Skip to main content

Elegant data operations for DataFrames - add.to(), add.transform(), add.synthetic()

Project description

additory

Elegant data operations for DataFrames with Rust-powered performance

PyPI version Python 3.9+ License: MIT


Overview

additory provides three simple, powerful functions for DataFrame operations:

  • add.to() - Add data FROM external sources (lookup, join, merge)
  • add.transform() - Transform data WITHIN DataFrames (filter, calculate, aggregate)
  • add.synthetic() - Create or augment with synthetic data

Built with Rust for performance, works seamlessly with pandas and polars.


Installation

# Basic installation (includes polars)
pip install additory

# With pandas support (recommended for pandas users)
pip install additory[pandas]

Requirements:

  • Python 3.9 or higher
  • polars 0.19.0+ (included automatically)
  • pandas 1.5.0+ (optional, install with pip install additory[pandas])

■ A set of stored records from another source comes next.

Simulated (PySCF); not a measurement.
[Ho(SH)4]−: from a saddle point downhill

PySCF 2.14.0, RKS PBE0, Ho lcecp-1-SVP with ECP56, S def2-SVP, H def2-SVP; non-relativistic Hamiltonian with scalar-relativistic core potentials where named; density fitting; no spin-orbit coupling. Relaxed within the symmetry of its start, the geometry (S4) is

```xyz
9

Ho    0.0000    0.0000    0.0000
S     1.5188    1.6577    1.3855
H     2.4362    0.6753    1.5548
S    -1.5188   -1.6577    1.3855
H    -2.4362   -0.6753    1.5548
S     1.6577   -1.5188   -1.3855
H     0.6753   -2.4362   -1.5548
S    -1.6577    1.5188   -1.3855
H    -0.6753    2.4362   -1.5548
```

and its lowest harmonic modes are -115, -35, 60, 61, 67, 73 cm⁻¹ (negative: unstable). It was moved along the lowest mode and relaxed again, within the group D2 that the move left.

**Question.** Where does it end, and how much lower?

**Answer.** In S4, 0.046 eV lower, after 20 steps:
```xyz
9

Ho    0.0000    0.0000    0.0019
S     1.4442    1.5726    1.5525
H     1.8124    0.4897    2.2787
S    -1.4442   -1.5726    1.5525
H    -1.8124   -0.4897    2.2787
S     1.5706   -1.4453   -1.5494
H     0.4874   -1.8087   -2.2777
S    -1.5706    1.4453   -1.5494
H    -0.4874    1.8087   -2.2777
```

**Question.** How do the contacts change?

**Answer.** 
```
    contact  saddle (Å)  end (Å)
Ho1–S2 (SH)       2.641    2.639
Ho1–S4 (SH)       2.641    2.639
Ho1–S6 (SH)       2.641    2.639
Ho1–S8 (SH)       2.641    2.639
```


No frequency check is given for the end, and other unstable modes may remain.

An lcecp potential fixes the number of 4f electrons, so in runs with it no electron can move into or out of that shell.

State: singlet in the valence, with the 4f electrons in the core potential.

Note: additory uses polars internally for high-performance operations, but seamlessly works with pandas DataFrames through automatic conversion.


Quick Start

import pandas as pd
import additory as add

# Create sample data
customers = pd.DataFrame({
    'id': [1, 2, 3],
    'name': ['Alice', 'Bob', 'Charlie']
})

orders = pd.DataFrame({
    'id': [1, 2, 3],
    'total': [100, 200, 150]
})

# Add data from another DataFrame
result = add.to(customers, fetch_from=orders, fetch=['total'], by='id')
# Result: customers with 'total' column added

# Transform data
result = add.transform('@calc', customers, expression='id * 10', as_='customer_code')
# Result: customers with calculated 'customer_code' column

# Generate synthetic data
synthetic = add.synthetic('@new', n=1000, fetch={
    'age': 'normal(35, 10)',
    'salary': 'lognormal(11, 0.5)'
})
# Result: 1000 rows of synthetic data

Works with Polars too! Simply replace import pandas as pd with import polars as pl and use pl.DataFrame() instead of pd.DataFrame().


Features

add.to() - Data Integration

Add columns from external sources with intelligent joining:

# Single column lookup
result = add.to(target, fetch_from=reference, fetch=['age'], by='id')

# Multiple columns
result = add.to(target, fetch_from=reference, fetch=['age', 'city'], by='id')

# Multiple join keys
result = add.to(target, fetch_from=reference, fetch=['amount'], by=('customer_id', 'date'))

# With aggregation
result = add.to(target, fetch_from=reference, fetch=['amount'], by='id',
                strategy={'mode': 'sum'})

Supported modes:

  • Lookup (default) - Add columns by joining on keys
  • Aggregation - Sum, mean, first, last, concat, etc.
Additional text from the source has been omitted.